OTT providers offer access to their content independently of the traditional facility or network (such as cable or satellite). The likes of Facebook, Amazon (with Amazon Prime), Netflix, Google (with YouTube TV), Twitter, Snapchat and DAZN are leading the way by offering sports content, particularly live content, on-demand. But while the rights holders are keen to ‘go OTT’ and monetise their assets in a new way, Entwistle believes OTT deals or OTT strategy is not going to replace the traditional broadcast model just yet, pointing out several reasons. “Firstly, mainstream broadcasters still have deep pockets and losing key sports rights – particularly live, premium rights – is an existential threat to them,” he said. Entwistle believes traditional media outlets will continue to invest in the ‘top’ rights – because they have to. Another key thing is also that while it is absolutely clear that the viewing habits are changing, and fast, OTT can only be a solution for a certain amount of people. A 100% OTT approach would exclude a chunk of the market which still watches sports content through linear TV. It is a process that, in any case, needs time and the right approach.
Twin-track strategy
An important question popping up is who would use the service and consequently also pay for it. While it is clear that super-avid fans are prepared to pay extra for the content they love, going OTT also brings a huge risk of losing a much larger, less avid viewer base. “This means the vast majority of sports properties simply cannot generate a revenue stream from OTT that is big enough to replace the revenue they get from existing TV deals – not at the moment anyway,” warned Entwistle and underlined Two Circle’s stance on the matter: “While there is a huge potential with OTT, the best option is to use it alongside traditional routes to market, giving super-avid fans a reason to invest (for example, getting all games live), while letting less avid fans access the product through traditional means. It is a twin-track strategy.”

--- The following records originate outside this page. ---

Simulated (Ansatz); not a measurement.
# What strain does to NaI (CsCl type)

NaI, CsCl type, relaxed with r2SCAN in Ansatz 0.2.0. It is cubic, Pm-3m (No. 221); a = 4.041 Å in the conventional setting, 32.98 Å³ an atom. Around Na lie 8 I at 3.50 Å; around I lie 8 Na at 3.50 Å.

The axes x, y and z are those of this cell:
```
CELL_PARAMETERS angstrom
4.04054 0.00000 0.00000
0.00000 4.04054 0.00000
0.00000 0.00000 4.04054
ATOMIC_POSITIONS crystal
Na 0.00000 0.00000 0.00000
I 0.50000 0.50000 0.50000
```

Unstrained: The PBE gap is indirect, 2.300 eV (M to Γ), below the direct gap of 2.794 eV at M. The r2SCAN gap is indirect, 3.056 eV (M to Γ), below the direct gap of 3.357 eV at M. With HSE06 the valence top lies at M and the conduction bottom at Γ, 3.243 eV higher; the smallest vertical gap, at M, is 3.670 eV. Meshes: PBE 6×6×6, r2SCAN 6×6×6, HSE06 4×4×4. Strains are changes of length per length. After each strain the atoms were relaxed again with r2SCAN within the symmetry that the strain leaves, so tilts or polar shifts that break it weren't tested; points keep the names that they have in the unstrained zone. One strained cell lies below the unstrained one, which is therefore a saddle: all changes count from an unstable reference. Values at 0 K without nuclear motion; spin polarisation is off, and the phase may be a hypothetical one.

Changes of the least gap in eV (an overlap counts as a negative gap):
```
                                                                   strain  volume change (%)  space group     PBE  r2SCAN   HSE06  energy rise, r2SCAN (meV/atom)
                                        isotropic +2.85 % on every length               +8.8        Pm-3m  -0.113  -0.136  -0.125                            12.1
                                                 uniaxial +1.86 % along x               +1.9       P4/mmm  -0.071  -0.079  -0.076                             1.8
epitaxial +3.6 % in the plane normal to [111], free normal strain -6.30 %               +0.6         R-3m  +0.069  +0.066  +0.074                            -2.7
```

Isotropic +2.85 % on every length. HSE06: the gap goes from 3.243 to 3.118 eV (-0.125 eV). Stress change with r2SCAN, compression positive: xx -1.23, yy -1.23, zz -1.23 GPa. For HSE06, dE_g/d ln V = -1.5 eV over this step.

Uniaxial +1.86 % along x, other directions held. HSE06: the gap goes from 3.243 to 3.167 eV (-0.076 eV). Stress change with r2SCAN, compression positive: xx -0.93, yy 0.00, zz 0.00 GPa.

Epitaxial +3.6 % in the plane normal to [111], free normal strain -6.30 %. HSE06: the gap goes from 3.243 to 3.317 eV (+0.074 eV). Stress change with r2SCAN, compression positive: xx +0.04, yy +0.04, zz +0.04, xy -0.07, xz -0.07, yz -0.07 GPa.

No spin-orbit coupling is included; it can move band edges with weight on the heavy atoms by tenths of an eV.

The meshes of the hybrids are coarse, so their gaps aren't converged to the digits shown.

A big reason why a big change will not happen overnight is probably related to the fact that buying the rights as such is not the biggest problem, the problem lies in monetising them. Social media such as Facebook and Twitter struggle to drive direct consumer spend on their platforms (plus, they are dependent on the content that traditional media, which they will potentially be challenging for rights, is posting on their platforms), while Entwistle points out Amazon as “the interesting one to watch”. Their Amazon Prime network became much more well known globally after the launch of the Grand Tour series (with the former BBC’s Top Gear TV hosts), but – at least currently – still lacks the appeal Netflix has. Amazon recently secured exclusive rights for the US Open Grand Slam in the UK and Ireland and is supposedly a serious contender for (at least local) rights for the National Football League (NFL), National Hockey League (NHL) and Major League Baseball (MLB) when the current media deals expire in 2021.
What does all this mean for the value of rights?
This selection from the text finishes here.